Synchronizing WebVTT Captions

In this topic, you will learn how to configure WebVTT captions for HLS videos to synchronize the audio and video with the subtitles.

Overview

The Web Video Text Tracks (WebVTT) file is a simple text file used to associate captions, subtitles, descriptions, etc with time segments in your video.

WEBVTT

  00:00:03.50 --> 00:00:05.000 align:middle line:84%
  In this video, you'll learn
  about how Video Cloud Studio is

For details about adding a WebVTT file, see the Add Captions to Videos document.

Add a metadata header

As part of the HLS spec, you need to add an X-TIMESTAMP-MAP metadata header to each WebVTT header in order to synchronize timestamps between the audio and video with your subtitles.

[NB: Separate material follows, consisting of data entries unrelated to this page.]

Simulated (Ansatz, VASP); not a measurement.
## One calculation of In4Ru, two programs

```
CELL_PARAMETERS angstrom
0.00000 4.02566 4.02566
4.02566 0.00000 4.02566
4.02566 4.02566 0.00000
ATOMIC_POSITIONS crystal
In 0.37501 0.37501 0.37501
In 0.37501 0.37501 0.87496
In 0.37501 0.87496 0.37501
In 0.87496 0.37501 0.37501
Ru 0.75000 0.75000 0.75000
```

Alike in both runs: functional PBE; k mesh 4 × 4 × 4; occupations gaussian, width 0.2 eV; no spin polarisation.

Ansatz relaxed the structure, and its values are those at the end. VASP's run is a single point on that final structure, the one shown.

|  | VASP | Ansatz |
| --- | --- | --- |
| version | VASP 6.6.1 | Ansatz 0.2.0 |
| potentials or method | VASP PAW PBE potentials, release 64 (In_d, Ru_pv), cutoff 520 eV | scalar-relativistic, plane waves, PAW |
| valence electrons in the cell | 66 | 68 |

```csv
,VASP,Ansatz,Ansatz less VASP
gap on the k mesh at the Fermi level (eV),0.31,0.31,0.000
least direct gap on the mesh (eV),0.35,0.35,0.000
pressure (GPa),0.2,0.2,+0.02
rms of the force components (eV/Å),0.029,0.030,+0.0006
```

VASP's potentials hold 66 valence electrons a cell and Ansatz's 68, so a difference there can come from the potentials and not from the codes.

If you are missing this header or the MPEGTS value is not correct, you may see that your subtitles are not in sync with the video. This is because when the X-TIMESTAMP-MAP header is missing, the client assumes a default timestamp offset of 0. For example, the difference between using a value of 900000 and 0 can cause your captions to be off by 10 seconds.

X-TIMESTAMP-MAP format:

X-TIMESTAMP-MAP=MPEGTS:<MPEG-2 time>,LOCAL:<cue time>

Here is a sample WebVTT file:

The X-TIMESTAMP-MAP header must appear on line 2, directly after the WEBVTT line. You may experience unexpected results if the timestamp header is not placed on line 2.

WEBVTT
X-TIMESTAMP-MAP=MPEGTS:900000,LOCAL:00:00:00.000

1
00:00:03.500 --> 00:00:05.000 align:middle line:84%
In this video, you'll learn
about how Video Cloud Studio is

For details, see the Subtitle segments section of Apple's HLS Protocol document.

Determine the offset value

If you are using Brightcove's Dynamic Ingest or Zencoder to transcode your content, use an offset value of MPEGTS:900000.

If you are using an encoding system other than Zencoder, it is best to obtain the value needed. Apple recommends that you set the offset to match your encoded video.

The MPEGTS value corresponds to the presentation timestamp (PTS) value of the MPEG frame at the given LOCAL time. If you are using Brightcove's legacy ingest system, you may find that you can use a value of MPEGTS:0.

If your account is enabled for Dynamic Delivery, and you are hosting captions with us (non-remote captions), then we will make everything work auto-magically (PTS needs to be zero and we will make sure it is.)

If your account is enabled for Dynamic Delivery and you are using remote captions, you will need to set the PTS value to zero.

For example, to get the offset value, you can do the following:

Request1:

In the terminal, get an HLS video and store it in a local file. In this case, we are naming it seg.ts.

curl -o seg.ts "http://brightcove.vo.llnwd.net/v1/unsecured/media/4360108595001/201507/1154/4360341622001/4360108595001_4360341622001_s-1.ts?pubId=4360108595001&videoId=4360283683001"

Request2:

Then, use the ffprobe command to get the offset value. ffprobe is a multimedia stream analyzer, which is part of the FFmpeg framework. You will need to download and install this on your computer.

ffprobe -show_frames seg.ts

Response:

Your response should look similar to this:

pkt_pts=900000
pkt_pts_time=10.000000
pkt_dts=900000
pkt_dts_time=10.000000

Best practices

The following guidelines should help when developing your app with captions.

Caption duration

It is recommended that the caption duration does not exceed the video duration. This will prevent captions from displaying or an unseekable area in the progress bar from appearing after video playback has completed.